'The Seeker King'

- a spiritual biography of Elvis Presley -

By Gary Tillery

Book Review by Susan MacDougall

A woman in the audience once handed Elvis a crown saying, "You're the King." "No, honey," Elvis replied. "There is only one king -- Jesus Christ. I'm just a singer."

Gary Tillery presents a coherent view of Elvis's thoughts through such anecdotes and other recorded facts. Elvis came to believe that the Christ shines in everyone and that God wanted him to use his light to uplift people. And so he did. Elvis's excesses were as legendary as his generosity, yet, despite his lethal reliance on drugs, he remained ever spiritually curious. 

This intimate, objective portrait inspires new admiration for the flawed but exceptional man who said, "All I want is to know and experience God. I'm a searcher, that's what I'm all about."


EIN book reviewer Susan MacDougall explores this fascinating new book ...

The Seeker King : a spiritual biography of Elvis Presley by Gary Tillery, Quest Books,
Theosophical Publishing House, Wheaton Il.; Chennai, India, 2013.
Chronology, Notes, Bibliography, Index.  230 pp.

Given that so much has been written about Elvis Presley's life, including at least a dozen books about his spiritual search, is there anything new to say?  I think there probably is.

The Seeker King by Gary Tillery is one of a set of three spiritual biographies.  His other subjects are John Lennon (The cynical idealist) and George Harrison (Working class mystic), which provide some interesting comparisons.

The Seeker King is divided into five parts, each of which is subdivided into three or four chapters.  The parts address different eras of Elvis's life, showing that he had a sound Christian foundation in the Assembly of God Pentecostal Church and was on a spiritual search throughout his life.  Related character traits, such as extreme generosity and kindness towards others were also evident from early childhood.  Despite his problems in the 1970s, his interest in matters spiritual remained, and the book he was reading when he died was The shroud of Turin.

Elvis's spiritual search encompassed Hinduism, Buddhism, Gnosticism, Judaism and Theosophy.  For a while he frequented the Self Realization Fellowship (SRF)'s Lake Shrine in California, founded by Paramahansa Yogananda (1893-1952), where he wanted to undertake a two-year instruction in Kriya Yoga from Yogananda's disciple, Sri Data Maya.

His spiritual interests were more akin to Universalism - doctrines that claim religion as a universal human quality - rather than solely Christian.  During his life, he pondered about his purpose here on Earth.

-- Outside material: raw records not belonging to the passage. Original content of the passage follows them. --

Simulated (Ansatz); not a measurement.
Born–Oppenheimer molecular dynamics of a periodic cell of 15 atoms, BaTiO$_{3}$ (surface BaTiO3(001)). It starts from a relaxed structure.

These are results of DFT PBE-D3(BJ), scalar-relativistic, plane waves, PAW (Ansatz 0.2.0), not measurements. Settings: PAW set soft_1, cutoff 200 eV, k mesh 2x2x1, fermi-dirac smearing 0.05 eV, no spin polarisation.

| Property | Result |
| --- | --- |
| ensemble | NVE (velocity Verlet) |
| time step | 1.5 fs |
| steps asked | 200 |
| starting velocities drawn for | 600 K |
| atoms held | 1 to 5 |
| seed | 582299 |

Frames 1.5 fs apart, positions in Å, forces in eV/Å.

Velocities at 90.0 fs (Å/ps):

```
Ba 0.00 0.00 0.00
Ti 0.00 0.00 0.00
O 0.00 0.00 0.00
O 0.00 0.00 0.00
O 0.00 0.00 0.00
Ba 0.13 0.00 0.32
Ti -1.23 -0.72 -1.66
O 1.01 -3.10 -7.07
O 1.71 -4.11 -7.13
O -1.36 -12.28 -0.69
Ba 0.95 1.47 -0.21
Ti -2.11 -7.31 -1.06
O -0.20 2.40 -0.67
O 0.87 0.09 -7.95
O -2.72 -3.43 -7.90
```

Tillery picks out significant factors that affected Elvis's life, as below (my numbering):

1.  Early years
This book is set in the context of the Great Depression and world politics: World War II, the Cold War, the nuclear age and the Vietnam War.

Elvis attended the Assembly of God Pentecostal Church, which featured singing, uninhibited swaying and faith healing.  He also snuck into the East Trigg Baptist Church, the congregation of which was Afro-American.  He formed an enduring love of Gospel music.  He listened avidly to music on the radio, which was colour-blind. Who knew the colour of the singers?  In 1956 June Juanico gave him The Prophet by Kahlil Gibran. In 1958 his mother Gladys died, almost leading him to mental breakdown, guilt being a factor.  His father Vernon blamed Elvis for neglecting his mother.

Self Realization Fellowship Lake Shrine in California

2.  Spiritual awakening
1964 saw the hiring of Larry Geller as hairdresser, who became Elvis's spiritual mentor.  Elvis read widely and transformed into a more circumspect person, putting a damper on the childish antics of the Memphis Mafia, much to their disgust.  He experienced a religious epiphany in the desert.  He attended the SRF's Lake Shrine, wanting to commit to a two-year course on Kriya yoga, but didn't follow through. He hoped to develop special powers, and indeed did appear to be able to make bushes and clouds move.  He also practiced faith healing by the laying-on of hands, learned from the Assembly of God Church.

3.  Reaction of management and entourage
Geller was met with hostility from the Memphis Mafia and from manager "Col." Tom Parker.  Priscilla also criticized Elvis's spiritual pursuits to his face.  In the mid 1960s Elvis experimented briefly with psychedelic drugs but his real problem was prescription drugs.  In 1967 he suffered a fall and concussion.  Parker took advantage of the occasion to drive Geller away, accusing him of exerting mind control over Elvis. The Memphis Mafia were pleased that the hijinks and wild behaviour were back.  Parker encouraged Elvis to marry Priscilla, and she had a hand in the Burning of the Books (his large collection of books on spiritual matters).


4.  Career revival
Elvis successfully came back to live performances, starting with the 1968 Comeback Special.  From 1969 he performed in Las Vegas and went on concert tours.  Geller eventually returned to Elvis's circle after attending a concert in Las Vegas.

5.  Downhill slide

In the mid 1970s Elvis's health deteriorated and his behaviour became bizarre, including an obsession with police badge collecting and acting like a police officer - carrying a pistol and handcuffs and stopping speeding motorists.  Also weird was the trip to Washington in 1970 to ask President Nixon for a badge to become a federal drugs enforcement agent.  Amazingly, it succeeded.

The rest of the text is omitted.